HEADLINES:
December 15 2019
Vedanta Resources: decks clear for delisting on Oct. 1
04 September 2018

Minority shareholders agree to sell shares

Vedanta Resources, the first Indian company to have gained a premium listing on the London Stock Exchange, is expected to be delisted on October 1, after minority investors agreed to sell their shares to the family investment vehicle of its executive chairman Anil Agarwal.

On Monday, Volcan Investments Limited., the holding company wholly owned by Mr. Agarwal’s discretionary trust, said it now held or had received acceptances of its offer on 92.31% of Vedanta Resources share capital and the cash offer had now become unconditional in all respects. The offer remains open for acceptances until further notice.

The effort to take Vedanta Resources private has moved rapidly from early July, when the plan to acquire the 33.47% that it did not own was announced by Volcan Investments, valuing the company at £2.325 billion ($3.03 billion). The all-cash offer of £8.25 a share marked a 28% premium on the closing price of Vedanta Resources on the Friday before the offer was announced. The offer was recommended by an independent committee of the company which described the offer as an “attractive” one that secured “delivery of future value today in cash, whilst providing shareholders with the ability, should they choose, to retain exposure to the Vedanta Group growth story by reinvesting all or part of their offer proceeds in Vedanta Limited.”

Mr. Agarwal has described the move to take the company private as a “natural progression” for the company, and that while a London listing had served the company “extremely well” since 2003, it was no longer necessary for the company to achieve its “strategic objectives.” Since the announcement there has been considerable market speculation as to whether the delisting was a precursor to further actions, including a move towards consolidation within the sector.

Vedanta Resources’ share price has soared over its listing period – from around £3.70 a share in December 2003. However, the company has not been without controversy in the U.K., with a number of investors, including the Church of England, selling their stakes over human rights and ethical considerations over the intervening years. Earlier this year, Britain’s opposition Labour Party called for Vedanta Resources to be delisted from the London Stock Exchange to “remove its cloak of respectability,” following the killing of protestors in police firing in Thoothukudi in May.

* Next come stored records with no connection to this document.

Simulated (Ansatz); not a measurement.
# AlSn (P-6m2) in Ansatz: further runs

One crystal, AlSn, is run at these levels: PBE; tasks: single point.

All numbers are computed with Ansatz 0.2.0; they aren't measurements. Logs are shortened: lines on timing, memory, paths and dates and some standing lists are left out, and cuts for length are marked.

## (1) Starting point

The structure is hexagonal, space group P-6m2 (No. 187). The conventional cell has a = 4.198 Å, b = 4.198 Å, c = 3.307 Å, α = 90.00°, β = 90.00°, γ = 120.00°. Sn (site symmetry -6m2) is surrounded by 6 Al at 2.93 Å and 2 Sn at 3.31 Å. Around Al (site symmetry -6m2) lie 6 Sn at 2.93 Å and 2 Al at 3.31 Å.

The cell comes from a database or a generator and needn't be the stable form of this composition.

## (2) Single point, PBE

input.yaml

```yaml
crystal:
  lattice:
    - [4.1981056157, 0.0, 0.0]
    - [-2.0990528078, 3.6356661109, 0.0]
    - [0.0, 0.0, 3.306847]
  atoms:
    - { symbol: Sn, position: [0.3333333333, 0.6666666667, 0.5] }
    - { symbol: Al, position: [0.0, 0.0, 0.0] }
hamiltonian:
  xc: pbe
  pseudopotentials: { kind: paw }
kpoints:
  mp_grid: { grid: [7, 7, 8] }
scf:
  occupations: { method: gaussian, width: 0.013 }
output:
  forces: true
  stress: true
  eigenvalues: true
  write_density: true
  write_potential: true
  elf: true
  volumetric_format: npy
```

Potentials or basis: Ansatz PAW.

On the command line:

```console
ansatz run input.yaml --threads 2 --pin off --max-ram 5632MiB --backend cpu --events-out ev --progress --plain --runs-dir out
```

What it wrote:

An independent judicial committee is set to decide whether Vedanta Ltd. will be able to re-open the smelter in Tamil Nadu, following the announcement of the permanent closure of the plant by the state government.

Vedanta is also facing legal challenges in Britain. Zambian villagers last year won the right to sue Vedanta in London, though the company is appealing this ruling.

Last week, Vedanta Resources said that Srinivasan Venkatakrishnan, who had headed AngloGold Ashanti, would be taking over as CEO, from interim head Kuldip Kaura, who had stood in after the departure of Tom Albanese in 2017.